Outdoor Adventures in Uganda

We have travelled the full length of the Nile, tracking the mighty river all the way from Cairo as far as Lake Victoria. Often, we would look out longingly to its deep swirling waters from a scorching bus or train but until we reached Uganda, we hadn’t been able to swim in the river. Further downstream, bilharzia (also known as schistosomiasis) is present in still waters.

There wasn’t much fear of finding bilharzia in the white water rapids of Jinja, where at last our drought ended. It was Niamh’s birthday and we’d rushed to this place to celebrate the occasion. There was a steel frame towering over the water where thrill seekers could do a 45 meter bungee jump. Luckily it wasn’t open for business when we arrived so I have been spared that terror for the moment. Having seen the apparatus of torture, I am ever more vocal in my cries,”There is no way on earth I’m doing that Niamh. No way!”

So instead of plunging to certain death, we joined a dozen Italians and Americans for our rafting induction. “It’ll be grand,” was all I heard. The company have a spotless safety record, with a long list of famous patrons. “Just keep your shorts tied on tight and it will be grand,” our muscular instructor assured us. But it wasn’t grand. It was terrifying.
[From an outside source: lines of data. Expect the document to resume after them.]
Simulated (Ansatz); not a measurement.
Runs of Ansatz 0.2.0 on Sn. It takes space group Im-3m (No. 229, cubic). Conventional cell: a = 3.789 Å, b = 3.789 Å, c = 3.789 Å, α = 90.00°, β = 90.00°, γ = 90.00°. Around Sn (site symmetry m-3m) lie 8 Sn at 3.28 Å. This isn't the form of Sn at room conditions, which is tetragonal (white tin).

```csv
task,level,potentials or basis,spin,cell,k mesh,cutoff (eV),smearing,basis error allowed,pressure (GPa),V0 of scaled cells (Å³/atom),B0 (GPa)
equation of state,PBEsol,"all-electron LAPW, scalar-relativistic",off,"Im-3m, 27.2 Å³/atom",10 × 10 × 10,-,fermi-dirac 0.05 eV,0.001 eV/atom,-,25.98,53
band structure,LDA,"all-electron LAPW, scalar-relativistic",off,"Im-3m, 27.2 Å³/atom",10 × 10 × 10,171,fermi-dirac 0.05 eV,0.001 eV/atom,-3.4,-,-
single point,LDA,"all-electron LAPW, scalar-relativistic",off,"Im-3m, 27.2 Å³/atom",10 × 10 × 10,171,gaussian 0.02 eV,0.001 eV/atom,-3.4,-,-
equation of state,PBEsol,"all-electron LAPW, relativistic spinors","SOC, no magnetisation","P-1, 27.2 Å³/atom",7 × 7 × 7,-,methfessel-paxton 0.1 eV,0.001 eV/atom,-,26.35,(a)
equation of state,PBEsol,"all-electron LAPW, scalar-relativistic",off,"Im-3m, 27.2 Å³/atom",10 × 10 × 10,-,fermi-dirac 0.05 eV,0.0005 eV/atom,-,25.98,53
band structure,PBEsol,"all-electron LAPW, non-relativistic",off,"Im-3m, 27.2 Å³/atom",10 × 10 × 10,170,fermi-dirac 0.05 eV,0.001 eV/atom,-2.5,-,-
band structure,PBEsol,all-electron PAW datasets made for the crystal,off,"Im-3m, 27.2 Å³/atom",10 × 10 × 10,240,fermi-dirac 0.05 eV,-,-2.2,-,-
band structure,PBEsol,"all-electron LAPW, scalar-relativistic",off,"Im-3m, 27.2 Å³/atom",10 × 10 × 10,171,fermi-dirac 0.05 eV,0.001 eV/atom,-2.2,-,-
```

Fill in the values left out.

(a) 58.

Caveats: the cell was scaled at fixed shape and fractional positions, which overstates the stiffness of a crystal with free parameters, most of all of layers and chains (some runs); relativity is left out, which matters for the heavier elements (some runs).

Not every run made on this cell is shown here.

For a while, we slid down small rapids and learned how to capsize safely. There were sunburned legs, a delicious picnic lunch on a wooded river island, paddling through long quiet stretches and lots of swimming in the fast flowing water. It was beautiful to be pushed quickly through the abundantly green valleys of the young Nile river. Then there was also swimming in the rapids – giant washing machines which, in other parts of the world, inexperienced rafters are not allowed to enter.

When our raft went over the first time, I broke the golden rule and left go of the rope. So the white water sucked me down for a few unending seconds and shot me away from the raft. I knew I probably wouldn’t drown but it was the closest I’ve ever come. While I was still contemplating a watery death in Uganda, a rescue kayak had found me and was paddling us out of the turbulent rapid. While I had been free-falling in the foaming torrents, Niamh had managed to keep the rope but found herself jammed under the boat with somebody blocking her path to the rest of the world – and air. She emerged eventually. We all climbed into the raft, very shaken, but still able to scream with delight after surviving each rapid after crazy, turbulent rapid until, at last, sunset loomed and we admired the winding water from the high, dry river bank.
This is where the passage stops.